If one assumes that the values are averages, with saving throws accounted for, then it starts to make more sense.

## Reflavor existing spells first

The game also encourages you to reflavor spells (,monsters, items, etc) as you see fit. Changing fire to ice or lightning to acid shouldn't impact too many things, but be careful with the rarely resisted force and radiant damages.

We've used "Ball of Ice" instead of Fireball for one of the wizards in my game, to no harm (to the game; the monsters were quite harmed), but I would be extremely leery of using "Force Ball".

### Don't forget that homebrew is unstable.

It's entirely possible that you accidentally create a spell that is either a complete dud, or horrendously overpowered. Sometimes something looks good on paper, but not so much in practice.

It's important to communicate with any players that are in the business of creating spells that you might have to tweak things as you go along. We all had a good laugh that one time you dealt 200 unpreventable damage in one turn, but we're going to have to adjust these dials a bit.

• While this answers how to design a balanced spell, but it doesn't address how a character would invent a spell (which is as much an IC process as it is an OOC process). – BBeast Jan 8 at 0:22
• @jgn The question asks for how players and PCs can create spells, not the GM. 'Mechanics' could refer to either the spells or the spell creation process. The question also permits material from earlier editions of D&D where the querent is hoping there would be appropriate material. Earlier editions wouldn't help with balance, but might help for a mechanical spell-creation-process. – BBeast Jan 8 at 9:54
• @BBeast I don't read the question as asking anything but how to make balanced spells. I asked OP for clarification. – gszavae Jan 8 at 10:02
• That chart is not consistent with existing spells because existing spells have been tweaked in response to playtesting. Spells that do things besides just damage often have their damage reduced to account for the additional impact of the other effects, and spells that do damage of commonly-resisted types or that involve commonly-high saving throws or other ways for creatures to avoid the damage sometimes do higher damage to balance out the fact that it will often be reduced or negated. – anaximander Jan 8 at 11:51

## Player handles intent, DM handles rules

In short, follow the spirit of the general mechanism behind all of D&D:

The DM describes the environment.
The players describe what they want to do.
The DM narrates the results of the adventurers’ actions.

(headings from the Player's Handbook: How To Play)

So, have the player describe what they want the spell to do, in in-world terms, and then, as the DM, determine a mechanical representation for it.

The more usual way to handle this is to allow the player to describe the spell's effects and select the level that they want the new spell to be, and as DM, decide on the damage dice, saving throws, etc. based on what is appropriate for that level.

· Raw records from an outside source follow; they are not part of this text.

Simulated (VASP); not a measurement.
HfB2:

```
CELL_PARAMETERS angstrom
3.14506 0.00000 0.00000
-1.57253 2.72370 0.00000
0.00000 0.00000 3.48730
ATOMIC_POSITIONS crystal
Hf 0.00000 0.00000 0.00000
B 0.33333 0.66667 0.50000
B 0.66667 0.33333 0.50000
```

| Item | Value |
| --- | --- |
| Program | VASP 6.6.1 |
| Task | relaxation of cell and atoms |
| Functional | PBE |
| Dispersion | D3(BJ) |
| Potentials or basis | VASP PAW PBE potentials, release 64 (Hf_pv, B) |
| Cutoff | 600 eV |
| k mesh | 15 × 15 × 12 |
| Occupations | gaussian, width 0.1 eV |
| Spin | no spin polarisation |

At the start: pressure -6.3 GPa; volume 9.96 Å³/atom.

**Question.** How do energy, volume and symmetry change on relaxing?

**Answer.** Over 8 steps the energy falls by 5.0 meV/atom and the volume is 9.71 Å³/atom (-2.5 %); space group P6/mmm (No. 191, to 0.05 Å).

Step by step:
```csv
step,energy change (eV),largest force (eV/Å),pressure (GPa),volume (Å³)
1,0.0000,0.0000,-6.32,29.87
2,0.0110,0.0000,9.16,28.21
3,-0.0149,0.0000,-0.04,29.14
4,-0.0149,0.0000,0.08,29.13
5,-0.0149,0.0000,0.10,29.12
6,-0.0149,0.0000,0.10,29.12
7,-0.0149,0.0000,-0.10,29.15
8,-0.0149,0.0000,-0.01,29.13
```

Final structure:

In some cases, the player may ask for the spell to do more damage (or last longer, or some other power-related change), in which case you can offer to allow that change if the spell's level changes (as deemed appropriate by the DM) to represent its new power level.

Basically, the player describes the effect, and can then choose either the damage range or the spell level, but not both.

If, at a later date, the DM feels that the spell is not balanced compared to similar spells at similar levels (either too strong, or too weak) then a similar mechanism can be used to correct it: simply ask the player if they'd like to keep the damage and change the spell level to match, or keep the spell at its current level and adjust the damage to be more suitable. This also applies if it's the duration or some other part of the spell that needs adjusting.

# Recycle

When designing the mechanics of a spell, look at existing ones first. If you can change the descriptive text and keep the numbers the same, then do that. If not, then re-using phrases and sentences from other spells is often a good idea - consistency makes it easier to remember, using tried and tested wording makes it less likely that you'll introduce unintended behaviour. Remember to check the Errata and Sage Advice to see if the spells you're copying from have been amended since publication.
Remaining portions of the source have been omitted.